'Johnny's Gonna Die': The tragic tribute to Johnny Thunders

‘Johnny’s Gonna Die’: The tragic tribute to Johnny Thunders

The pages of punk rock are awash with tragic heroes, idolised by many but truly understood by very few. The ‘live fast, die young’ attitude, which permeated through much of the scene, meant many burning flames of punk angst were snuffed out long before their time. Of course, the influence of heroin in punk is virtually unavoidable, with everybody from Blondie’s Chris Stein to The Slits’ Viv Albertine having experimented with the needle at one time or another. Few were as synonymous with the golden brown as New York Dolls guitarist Johnny Thunders

The New York Dolls, famously panned as “mock rock” by musical elders at the time, acted as a huge influence on the development of punk rock. Both in their native US and in the UK, young audiences stood in awe of the Dolls’ daring image, characterised by lipstick and gutter glamour, and their pioneering sound. Thunders left the band in 1975, largely as a result of the management of Malcolm McLaren, before forming The Heartbreakers and subsequently pursuing a solo career.

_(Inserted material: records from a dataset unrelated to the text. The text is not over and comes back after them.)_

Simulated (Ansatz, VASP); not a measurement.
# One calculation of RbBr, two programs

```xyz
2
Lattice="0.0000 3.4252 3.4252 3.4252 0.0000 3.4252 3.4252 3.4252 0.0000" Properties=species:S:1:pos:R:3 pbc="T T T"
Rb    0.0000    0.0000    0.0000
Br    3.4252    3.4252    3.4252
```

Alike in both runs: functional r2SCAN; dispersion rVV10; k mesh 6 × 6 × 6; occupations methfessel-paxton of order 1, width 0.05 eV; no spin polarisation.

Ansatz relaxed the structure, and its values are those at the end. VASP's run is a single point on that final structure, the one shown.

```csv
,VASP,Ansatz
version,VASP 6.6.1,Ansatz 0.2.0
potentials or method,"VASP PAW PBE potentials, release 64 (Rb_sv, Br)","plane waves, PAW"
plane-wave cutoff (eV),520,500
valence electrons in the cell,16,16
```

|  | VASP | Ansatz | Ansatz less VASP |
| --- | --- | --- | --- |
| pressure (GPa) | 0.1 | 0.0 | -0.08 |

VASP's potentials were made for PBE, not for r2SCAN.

Although his solo career was fairly successful, and Thunders was hailed as a legend within punk music, his increasing reliance on heroin soon provided his downfall. He was a self-confessed addict, once revealing, “I guess I was about eighteen when I started using heroin. I tried it and I liked it, and in some ways I don’t regret ever having used it. I…I loved taking drugs, right? I thought I was having a real good time, taking drugs and playing rock ‘n’ roll.”

Eventually, Thunders’ lifestyle caught up to him, dying in a New Orleans hotel in 1991. Although the exact cause of death is disputed, it is generally accepted that Thunders’ passing came as a result of his drug habit. The biggest surprise surrounding his death was that it did not come sooner, with heroin addiction having already claimed the lives of many of his contemporaries by the time the 1990s rolled around. His death was even predicted a decade prior by fellow punk icons The Replacements. 

Progenitors of alternative rock, The Replacements, once took the opportunity to pay tribute to the incredible influence of The New York Dolls on their 1981 track ‘Johnny’s Gonna Die’. The song is almost entirely about the destructive, party-centric lifestyle of Johnny Thunders, with harrowing lyrics like “Johnny always needs more than he shoots” and “Johnny always takes more than he needs”.

The inspiration for the track apparently came when The Replacements competed to be the opening act for Johnny Thunder’s short-lived band Gang War, eventually losing to Hüsker Dü. Reportedly, Thunders was in a bad way at the Minneapolis show, suffering from heroin withdrawal, leading Hüsker Dü to round up as much cocaine as they could find to keep him going. Replacements frontman Paul Westerberg attended the show and recalls Thunders looking “like he was walking dead”.

While The Replacements track did seem to predict his death a decade following the track’s release, it would certainly not have been difficult for anybody to look at Thunders at the time and theorise that he might not have very long left. Especially since, a couple of years prior, the punk world had been stunned by the heroin-fuelled downfall and death of Sex Pistols bassist Sid Vicious.